It's not always about war, however. Brewers seldom see anything wrong with a bit of profiteering in peacetime too, should the opportunity arise, and so it is with the new 2.8% ABV tax band that offers a halving of excise duty for beers brewed below it. The late Minister Lenihan introduced this in 2008 "to encourage the safer use of alcohol and to make a contribution over time to reducing death and injury on our roads". Since then, not a single new sub-2.8% ABV beer has been brought to market by any of our brewers, meaning the only real effect of the law has been to boost the profits made by British multinational Diageo on their pre-existing golf club editions of Carlsberg and Guinness.
It's a different story in the UK, however, where the same rate has applied only since late last year yet breweries -- reputable and otherwise -- have been falling over themselves to create product that fits. I offer no comment on the reputation of Manchester's JW Lees brewery, but their Brewer's Dark is one from their back catalogue that has been adapted to dodge the exciseman, knocked down to 2.8 from the former lofty heights of 3.5% ABV, whence I tasted it a couple of years ago. I don't know how much of the difference is down to the carbonation method, but I'm getting none of the rich chocolate creaminess of the cask version from this new bottle. There's still a lovely roast bite, however, making it a deliciously refreshing dark quaffing beer. Light, without being watery, thin or dull. Yes, we could do with something in this style over here.
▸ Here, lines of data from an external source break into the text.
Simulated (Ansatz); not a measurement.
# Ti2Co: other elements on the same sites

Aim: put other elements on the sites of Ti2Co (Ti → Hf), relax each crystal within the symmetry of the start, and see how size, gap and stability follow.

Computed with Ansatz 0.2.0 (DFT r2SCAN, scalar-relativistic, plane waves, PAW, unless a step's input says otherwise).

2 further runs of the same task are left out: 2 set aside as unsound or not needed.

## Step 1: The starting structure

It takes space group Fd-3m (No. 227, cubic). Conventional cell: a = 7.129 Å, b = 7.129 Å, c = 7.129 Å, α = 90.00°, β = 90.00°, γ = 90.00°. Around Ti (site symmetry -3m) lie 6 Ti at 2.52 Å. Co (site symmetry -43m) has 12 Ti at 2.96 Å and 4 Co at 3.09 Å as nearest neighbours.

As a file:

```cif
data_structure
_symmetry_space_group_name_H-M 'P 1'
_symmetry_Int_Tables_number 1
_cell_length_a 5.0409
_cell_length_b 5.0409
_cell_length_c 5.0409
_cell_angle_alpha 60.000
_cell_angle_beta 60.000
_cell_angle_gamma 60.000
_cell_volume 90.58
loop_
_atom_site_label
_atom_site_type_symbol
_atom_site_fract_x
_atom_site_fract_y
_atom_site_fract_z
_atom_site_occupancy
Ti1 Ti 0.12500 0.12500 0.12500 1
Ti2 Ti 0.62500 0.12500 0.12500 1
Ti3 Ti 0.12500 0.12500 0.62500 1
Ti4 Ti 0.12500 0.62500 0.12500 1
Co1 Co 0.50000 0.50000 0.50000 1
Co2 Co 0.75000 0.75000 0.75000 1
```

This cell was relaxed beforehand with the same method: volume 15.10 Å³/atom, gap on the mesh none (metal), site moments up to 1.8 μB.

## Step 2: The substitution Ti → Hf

We're not stuck for 4.x% stouts, however, though I was still interested to see Fuller's of London launched a new one last year. This was followed by disappointment when I couldn't get any on a trip to their home turf in April. But, resilient as ever, I tracked down a bottle in Dublin and here it is. 4.5% ABV, so a teeny bit stronger than the draught version they had out as a seasonal last November.
They've gone all-out for density here: almost totally opaque black with a thick dollop of off-white head and a smooth weightiness. The flavour is unusual, showing a little of the unctuous caramel I associate more with stouts in the 6%+ bracket, a distinct dark chocolate dryness and then a bitter hop tang on the end which calls Porterhouse Wrassler's XXXX to mind. Comparisons with London Porter are inevitable and I don't think Black Cab is as well-rounded. Still, there's definitely something different here for the seen-it-all stout drinker, I reckon.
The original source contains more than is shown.